Free Image Hosting at allyoucanupload.comYesterday, I was given the distinct privilege of speaking to the Dayton Rotary on the topic of blogging. I was joined by emcee Alan Pippenger, who put the program together, and bloggers David Esrati, and Bill Pote. As a member of the organization, I was particularly thrilled to be able to address my fellow Rotarians on something that has had such an enormous impact on my life.

In preparing for the speech, I was looking for something to help the message further resonate with the audience. Then it hit me – the Rotary 4 Way Test. This test, developed by Herbert J. Taylor in 1932, is used as a guide for ethical decision making, and is a cornerstone of Rotary International. It is also a great guide for effective and ethical blogging. It is as follows:

1) Is it the TRUTH?
2) Is it FAIR to all concerned?
3) Will it build GOODWILL and BETTER FRIENDSHIPS?
4) Will it be BENEFICIAL to all concerned?

So how does this apply to blogging? Well here is my take.

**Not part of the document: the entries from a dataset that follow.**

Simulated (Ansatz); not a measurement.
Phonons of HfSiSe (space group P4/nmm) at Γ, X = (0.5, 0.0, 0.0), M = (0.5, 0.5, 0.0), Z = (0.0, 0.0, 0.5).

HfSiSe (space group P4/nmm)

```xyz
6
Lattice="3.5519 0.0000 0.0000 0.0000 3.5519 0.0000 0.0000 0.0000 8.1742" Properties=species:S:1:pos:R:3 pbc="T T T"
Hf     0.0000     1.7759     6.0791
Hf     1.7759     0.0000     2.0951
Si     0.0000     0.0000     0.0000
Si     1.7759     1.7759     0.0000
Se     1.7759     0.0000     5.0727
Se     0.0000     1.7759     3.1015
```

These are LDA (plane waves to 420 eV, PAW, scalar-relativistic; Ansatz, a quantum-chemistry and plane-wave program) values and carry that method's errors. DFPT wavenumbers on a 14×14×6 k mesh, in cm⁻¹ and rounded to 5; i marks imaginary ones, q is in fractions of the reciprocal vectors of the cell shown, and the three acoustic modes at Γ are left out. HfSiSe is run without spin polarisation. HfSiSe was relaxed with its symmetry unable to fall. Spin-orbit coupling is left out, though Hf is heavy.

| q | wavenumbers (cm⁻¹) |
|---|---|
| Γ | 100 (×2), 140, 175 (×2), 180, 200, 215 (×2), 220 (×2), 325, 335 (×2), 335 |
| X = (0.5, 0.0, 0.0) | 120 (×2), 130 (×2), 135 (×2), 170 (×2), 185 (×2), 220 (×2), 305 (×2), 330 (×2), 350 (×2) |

1) Is it the TRUTH?: This one should be fairly obvious, but deserves explanation beyond just True / False. If you have read Meatball Sundae, by Seth Godin, he discusses the importance of telling an authentic story – one that is truthful with who you are. This can be applied to a person, a business, or even a philanthropic organization. Is who you are who you say you are? Is what you say consistent with what you do? Yes, it is important to tell the factual truth about the things written on your blog as they pertain to others, but it is equally important to be truthful about yourself. As Seth states, “Saying one thing and doing another fails, because you’ll get caught.”

2) Is it FAIR to all concerned?: Fairness need not be sacrificed to state what you believe to be true. Controversial, outspoken blog posts get people reading. It is true that strong opinions make for good reading, but fairness need not be sacrificed in the process of communicating your view. No, I am not stating that bloggers collectively hold hands and sing Kum Ba Yah, but rather that facts are portrayed in the proper context. Base opinions on the facts, as best as they can be understood. Don’t invite people to the conversation only to shout them right back out. The idea of fairness really plays itself out in comments and feedback. All too often, comment threads head for the least common denominator of name calling and labeling. There can be multiple views, and there should be a welcoming of diversity in opinion. This is what ultimately leads to a deeper understanding of the world.

3.) Will it build GOODWILL and BETTER FRIENDSHIPS?: You are upset. You sit down at your computer and begin typing. You put your clever wit to work writing a scathing post about the idiot business, friend, stranger, or public official that has seemingly wronged you. Be careful before publishing that post. Think about what you are trying to accomplish before you go tearing down others. What is it you hope to achieve? Do you want to change someone’s mind? Will berating them accomplish it? Dale Carnegie has some great stuff on this in How to Win Friends and Influence People. Ultimately we are always the hero of our own story. That applies to you. It applies to the person who wronged you. They think you are wrong. Calling them stupid is not going to change that, and really just makes you look foolish. What I would suggest is that you focus on the issue of contention and not the person on the other side of that issue. Yes, people disagree. Yes, people are stupid sometimes. Yes, sometimes you are the stupid one – you just may not know it. Look to build goodwill and better friendships through blogging. You will keep people listening rather than putting them on the defensive – and may well accomplish changing the opinions of others. Better yet, you may change your own.

4.) Will it be BENEFICIAL to all concerned?: This one is tough. You can’t make everyone happy, especially if you have an opinion to express. Still, this principle becomes an extension of the previous 3. Focus on delivering value by making your criticism constructive. If you can not do that, it may well be best to not saying anything at all. Think before you post. Is what you are getting ready to post going to help someone or hurt them? Using a blog as a platform to attack people without regard for their well being is counterproductive. Even in criticism, seek to propose solutions. Seek to help find deeper meaning. Seek the truth. By keeping the focus on benefiting all, you benefit yourself.

Back to yesterday’s speech. I was the first speaker, and was given 5 minutes to talk. By the time I had recounted a few stories of how writing a weblog has been an amazing experience for me my time was almost up. So while I mentioned the 4 way test, I did not get time to explain it in more detail. I hope that this post helps to accomplish that.

Thanks to everyone at Rotary for allowing me to speak, and to Alan for inviting me to do it. It was a thrill, and I am honored to have been given the chance to use my voice.